Bubblegumshoe is the first game using Robin Laws’ gumshoe system that I have read. I can’t say the system does anything for me, at least not on paper. Having never played with the system, I can only speak from the perspective as a reader with an active imagination.
The gumshoe system was designed for investigative RPGs as a way to make sure investigators never had to leave the discovery of a clue up to the roll of the dice. To do this, the investigators have 3 different sets of skills: investigative, interpersonal, and general. The players are then given a number of points for each set to invest in the particular skills they want their character to have. Once those points are spent, the character is said to have that rank in that particular skill (so 5 points spent gives you a 5 point rank in that skill). During play, those points are spendable to improve your ability doing a thing or to improve your chances for success at doing a thing.

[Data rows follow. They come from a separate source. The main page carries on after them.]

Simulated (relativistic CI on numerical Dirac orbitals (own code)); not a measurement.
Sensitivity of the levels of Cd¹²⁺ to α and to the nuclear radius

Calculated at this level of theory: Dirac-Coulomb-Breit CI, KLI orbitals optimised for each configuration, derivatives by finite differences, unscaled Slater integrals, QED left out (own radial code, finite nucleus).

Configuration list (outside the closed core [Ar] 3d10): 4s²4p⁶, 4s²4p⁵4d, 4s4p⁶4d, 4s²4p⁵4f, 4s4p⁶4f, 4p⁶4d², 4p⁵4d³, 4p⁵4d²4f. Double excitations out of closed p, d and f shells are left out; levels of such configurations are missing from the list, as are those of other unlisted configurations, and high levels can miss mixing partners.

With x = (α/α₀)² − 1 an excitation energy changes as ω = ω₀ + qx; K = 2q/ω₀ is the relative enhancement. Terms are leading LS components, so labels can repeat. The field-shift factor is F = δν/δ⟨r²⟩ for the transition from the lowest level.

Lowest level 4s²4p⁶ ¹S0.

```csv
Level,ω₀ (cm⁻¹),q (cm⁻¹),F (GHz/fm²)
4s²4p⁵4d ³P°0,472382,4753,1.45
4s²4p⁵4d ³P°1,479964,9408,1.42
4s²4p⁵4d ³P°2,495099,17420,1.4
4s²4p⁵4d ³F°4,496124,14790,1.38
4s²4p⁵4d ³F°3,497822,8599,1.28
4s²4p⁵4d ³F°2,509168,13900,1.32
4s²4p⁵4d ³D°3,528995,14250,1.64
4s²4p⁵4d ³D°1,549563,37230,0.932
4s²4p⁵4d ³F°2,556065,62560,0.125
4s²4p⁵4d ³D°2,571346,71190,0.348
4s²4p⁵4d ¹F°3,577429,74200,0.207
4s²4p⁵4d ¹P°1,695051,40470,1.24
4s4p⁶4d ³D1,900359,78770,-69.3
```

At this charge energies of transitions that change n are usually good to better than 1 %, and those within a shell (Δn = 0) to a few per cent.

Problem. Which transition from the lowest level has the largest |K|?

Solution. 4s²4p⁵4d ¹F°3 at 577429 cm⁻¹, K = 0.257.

If you have any rank at all in a particular investigative skill and there is a clue to be found in a scene, you automatically get the clue, no rolling, no spending, no debating. You can spend extra points if you choose in order to get more detail or to be cooler in the act of getting the clue, but that is entirely optional. Sounds cool, right? Automatic success for the thing you need in order to continue the storyline means that your game never stalls out because of a bad die roll.
The upshot of this setup is that points are the foundation for the whole of the game—every mechanic is fueled by these points and every reward comes in the form of more points to replace those spent or to increase your original rank in a skill. In this way, a gumshoe game becomes a game of resource management. Should I spend the points now or save them for later? How many points should I spend to be able to get this victory but still have points for our big confrontation later? Some people get really jazzed to manage their resources, but it doesn’t do anything for me. I always feel like I’m just making the wrong decision no matter what I do.
The effect of this system in terms of the rulebook is that I felt like I was constantly walking ankle deep in a swamp of numbers. Give points here, use points for that, pull points from this category and then you can use points over her. It is both confusing (at least on a first read through) and entirely uninspiring. Being able to spend a point as a player or reward a point as a GM doesn’t do anything to get me excited to play a game.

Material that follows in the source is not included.